A Psychological Definition of Happiness

In her book, The Search for Fulfillment, Susan Krauss Whitbourne discusses the views of Karen Horney. Horney was a psychoanalyst and author of the 1937 book The Neurotic Personality of Our Time. Whitbourne writes,

“[Horney] believed that true happiness involves tearing down the false self and allowing the real self to shine through. The false self is the one that tries to put on a proud face to the outside world to cover up our real feelings about who we are.”

So, can one feel happiness only if showing one’s true self to the world? Could one’s true self be happy hidden behind a public facade?

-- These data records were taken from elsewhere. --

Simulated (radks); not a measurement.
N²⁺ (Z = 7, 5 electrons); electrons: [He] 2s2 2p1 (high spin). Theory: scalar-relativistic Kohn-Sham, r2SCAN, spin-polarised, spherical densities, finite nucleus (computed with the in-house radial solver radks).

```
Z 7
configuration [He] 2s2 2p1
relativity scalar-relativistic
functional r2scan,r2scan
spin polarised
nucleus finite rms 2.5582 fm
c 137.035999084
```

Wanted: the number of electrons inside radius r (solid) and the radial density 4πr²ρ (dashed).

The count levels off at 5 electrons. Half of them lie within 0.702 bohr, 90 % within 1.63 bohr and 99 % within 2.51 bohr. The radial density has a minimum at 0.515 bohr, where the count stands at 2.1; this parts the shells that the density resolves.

I read about how Viktor Frankl, in his book Man’s Search for Meaning, said something to the effect that our last freedom is the freedom to choose our attitude about our circumstances. Frankl wrote from the perspective of a survivor of the concentration camps in Germany during World War II who went on to work as a psychologist helping other survivors. I’ve not read the book, but what I’ve read about it seems to indicate that from Frankl’s perspective, the thing that keeps one real and alive in such horendous circumstances is keeping the ember of that true self within glowing depsite what’s going on outside. I could imagine that in some circumstances, one might choose to act in a certain way while still retaining their individuality and unique perception of the world inside. This would argue that what’s inside is the critical element of our happiness rather than what’s outside, whereas Horney’s definition suggests that the facade needs to be stripped away for one to be happy.

What do you think is necessary for happiness? Are the rules different if outside circumstances are good versus if outside circumstances involve tragedy? And on a related note, is it really possible to “cover up our real feelings about who we are”?

5 comments

  1. Pingback: Ebb and Flow « Imperfect Happiness
  2. renee · September 15, 2010

    possible… lol you know what they say. ignorance is bliss!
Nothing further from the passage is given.